Dynamically loading datasets with xpublish#

Currently xpublish.Rest requires datasets to be loaded ahead of time, but with a little subclassing, it’s possible to load the datasets on demand.

Borrowing the Pangeo-Forge API#

We attempted this with the Pangeo-Forge recipe_runs API: https://api.pangeo-forge.org/recipe_runs/

[
  {
    "recipe_id": "noaa-oisst-avhrr-only",
    "bakery_id": 1,
    "feedstock_id": 1,
    "head_sha": "c975c63bec53029fcb299bbd98eac2abb43d2cfe",
    "version": "0.0",
    "started_at": "2022-03-04T13:27:43",
    "completed_at": "2022-03-04T13:37:43",
    "conclusion": "success",
    "status": "completed",
    "is_test": true,
    "dataset_type": "zarr",
    "dataset_public_url": "https://ncsa.osn.xsede.org/Pangeo/pangeo-forge-test/prod/recipe-run-5/pangeo-forge/staged-recipes/noaa-oisst-avhrr-only.zarr",
    "message": "{\"flow_id\": \"871c003c-e273-41d8-8440-2622492a2ead\"}",
    "id": 5
  },
]

With this API, we can use the recipe_id and the dataset_public_url to make a mapping of datasets that then we can use with xpublish.

With that we can build a mapper from recipe_ids to the Zarr URLs needed to load them.

def pangeo_forge_dataset_map():
    datasets = requests.get(recipe_runs_url)
    datasets = [r for r in datasets if r["dataset_public_url"]]
    return {r["recipe_id"]: r["dataset_public_url"] for r in datasets}

Dataset Loader#

From there, we need a function that can will take a dataset_id as a string, and return an xarray dataset. xpublish by default curries a function with the datasets passed to the init method as a loader, but we can get more creative and delay dataset access until needed.

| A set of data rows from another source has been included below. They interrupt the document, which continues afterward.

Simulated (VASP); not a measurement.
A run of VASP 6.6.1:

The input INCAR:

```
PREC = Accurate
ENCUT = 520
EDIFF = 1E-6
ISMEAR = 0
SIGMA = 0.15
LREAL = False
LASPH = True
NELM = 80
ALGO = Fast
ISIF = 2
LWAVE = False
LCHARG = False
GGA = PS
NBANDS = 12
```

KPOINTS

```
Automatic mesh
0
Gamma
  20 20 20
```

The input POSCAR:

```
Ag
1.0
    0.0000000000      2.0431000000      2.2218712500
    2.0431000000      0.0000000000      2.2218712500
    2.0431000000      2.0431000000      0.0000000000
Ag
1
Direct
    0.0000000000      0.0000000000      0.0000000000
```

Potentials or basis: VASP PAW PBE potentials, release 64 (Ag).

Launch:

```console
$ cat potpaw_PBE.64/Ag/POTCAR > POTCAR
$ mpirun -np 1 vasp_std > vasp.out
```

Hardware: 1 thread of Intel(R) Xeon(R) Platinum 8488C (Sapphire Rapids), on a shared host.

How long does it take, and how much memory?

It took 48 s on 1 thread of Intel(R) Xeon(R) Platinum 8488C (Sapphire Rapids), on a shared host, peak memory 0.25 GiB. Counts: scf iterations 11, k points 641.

def get_pangeo_forge_dataset(dataset_id: str) -> xr.Dataset:
    dataset_map = pangeo_forge_dataset_map()
    zarr_url = dataset_map[dataset_id]

    mapper = fsspec.get_mapper(zarr_url)
    ds = xr.open_zarr(mapper, consolidated=True)
    return ds

Connecting it together in the __init__ method#

Instead of calling super in the init method and having to pass in mock info, we can override the whole init and change the signature.

class DynamicRest(xpublish.Rest):
    def __init__(self, routers=None, cache_kws=None, app_kws=None):
        self._get_dataset_func = get_pangeo_forge_dataset
        self._datasets = list(pangeo_forge_dataset_map().keys())
        dataset_route_prefix = "/datasets/{dataset_id}"

        self._app_routers = rest._set_app_routers(routers, dataset_route_prefix)

        self._app = None
        self._app_kws = {}
        if app_kws is not None:
            self._app_kws.update(app_kws)

        self._cache = None
        self._cache_kws = {"available_bytes": 1e6}
        if cache_kws is not None:
            self._cache_kws.update(cache_kws)

The first three lines of the method are the key ones. We are setting our dataset function for the get_dataset_func, listing the ids of our datasets, and setting the prefix that we want to have multiple dataset access.

The rest of the method is unchanged.

From there, you can call rest = DynamicRest() or pass in routers as normal with xpublish.

What next?#

There are a few things that could be further improved with this method. The biggest improvement would be to cache the dataset_ids and datasets themselves.

Since both of these are used as FastAPI dependencies, they can also use dependencies themselves.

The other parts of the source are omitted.